When fixing the tools or adding enhancements, you are strongly
encouraged to add tests in this directory to cover what you are
trying to fix or enhance. The later part of this short document
describes how your test scripts should be organized.
Running Tests
-------------
The easiest way to run tests is to say "make". This runs all
the tests on the current git repository.
=== Running 2 tests in this tree ===
[...]
Test this tree
---------------------------------------------------------
0001.1: rev-list --all 0.54(0.51+0.02)
0001.2: rev-list --all --objects 6.14(5.99+0.11)

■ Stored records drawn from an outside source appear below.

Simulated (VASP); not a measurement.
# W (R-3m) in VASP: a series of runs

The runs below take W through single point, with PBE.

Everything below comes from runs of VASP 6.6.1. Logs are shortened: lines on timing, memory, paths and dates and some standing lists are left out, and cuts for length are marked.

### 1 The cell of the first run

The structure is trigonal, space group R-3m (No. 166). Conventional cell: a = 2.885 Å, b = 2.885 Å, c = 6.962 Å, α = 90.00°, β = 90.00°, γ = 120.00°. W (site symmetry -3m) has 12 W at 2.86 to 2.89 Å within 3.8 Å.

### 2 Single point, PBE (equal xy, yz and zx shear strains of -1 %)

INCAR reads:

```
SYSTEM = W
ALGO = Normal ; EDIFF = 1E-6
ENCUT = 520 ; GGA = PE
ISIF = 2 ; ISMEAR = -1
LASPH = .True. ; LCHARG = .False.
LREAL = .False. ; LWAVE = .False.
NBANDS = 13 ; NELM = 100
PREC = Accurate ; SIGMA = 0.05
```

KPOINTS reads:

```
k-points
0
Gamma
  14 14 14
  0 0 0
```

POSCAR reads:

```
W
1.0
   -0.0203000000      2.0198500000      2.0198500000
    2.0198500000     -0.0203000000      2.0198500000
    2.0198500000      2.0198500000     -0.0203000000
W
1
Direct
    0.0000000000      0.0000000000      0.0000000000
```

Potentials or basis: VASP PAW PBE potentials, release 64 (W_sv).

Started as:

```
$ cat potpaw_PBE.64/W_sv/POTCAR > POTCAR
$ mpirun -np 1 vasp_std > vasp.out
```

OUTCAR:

7810.1: grep worktree, cheap regex 0.16(0.16+0.35)
7810.2: grep worktree, expensive regex 7.90(29.75+0.37)
7810.3: grep --cached, cheap regex 3.07(3.02+0.25)
7810.4: grep --cached, expensive regex 9.39(30.57+0.24)
Output format is in seconds "Elapsed(User + System)"
You can compare multiple repositories and even git revisions with the
'run' script:
$ ./run . origin/next /path/to/git-tree p0001-rev-list.sh
where . stands for the current git tree. The full invocation is
./run [<revision|directory>...] [--] [<test-script>...]
A '.' argument is implied if you do not pass any other
revisions/directories.
You can also manually test this or another git build tree, and then
call the aggregation script to summarize the results:
$ ./p0001-rev-list.sh
[...]
$ ./run /path/to/other/git -- ./p0001-rev-list.sh
[...]
$ ./aggregate.perl . /path/to/other/git ./p0001-rev-list.sh
aggregate.perl has the same invocation as 'run', it just does not run
anything beforehand.
You can set the following variables (also in your config.mak):
GIT_PERF_REPEAT_COUNT
Number of times a test should be repeated for best-of-N
measurements. Defaults to 3.
GIT_PERF_MAKE_OPTS
Options to use when automatically building a git tree for
performance testing. E.g., -j6 would be useful. Passed
directly to make as "make $GIT_PERF_MAKE_OPTS".
GIT_PERF_MAKE_COMMAND
An arbitrary command that'll be run in place of the make
command, if set the GIT_PERF_MAKE_OPTS variable is
ignored. Useful in cases where source tree changes might
require issuing a different make command to different
revisions.
This can be (ab)used to monkeypatch or otherwise change the
tree about to be built. Note that the build directory can be
re-used for subsequent runs so the make command might get
executed multiple times on the same tree, but don't count on
any of that, that's an implementation detail that might change
in the future.
GIT_PERF_REPO
GIT_PERF_LARGE_REPO
Repositories to copy for the performance tests. The normal
repo should be at least git.git size. The large repo should
probably be about linux.git size for optimal results.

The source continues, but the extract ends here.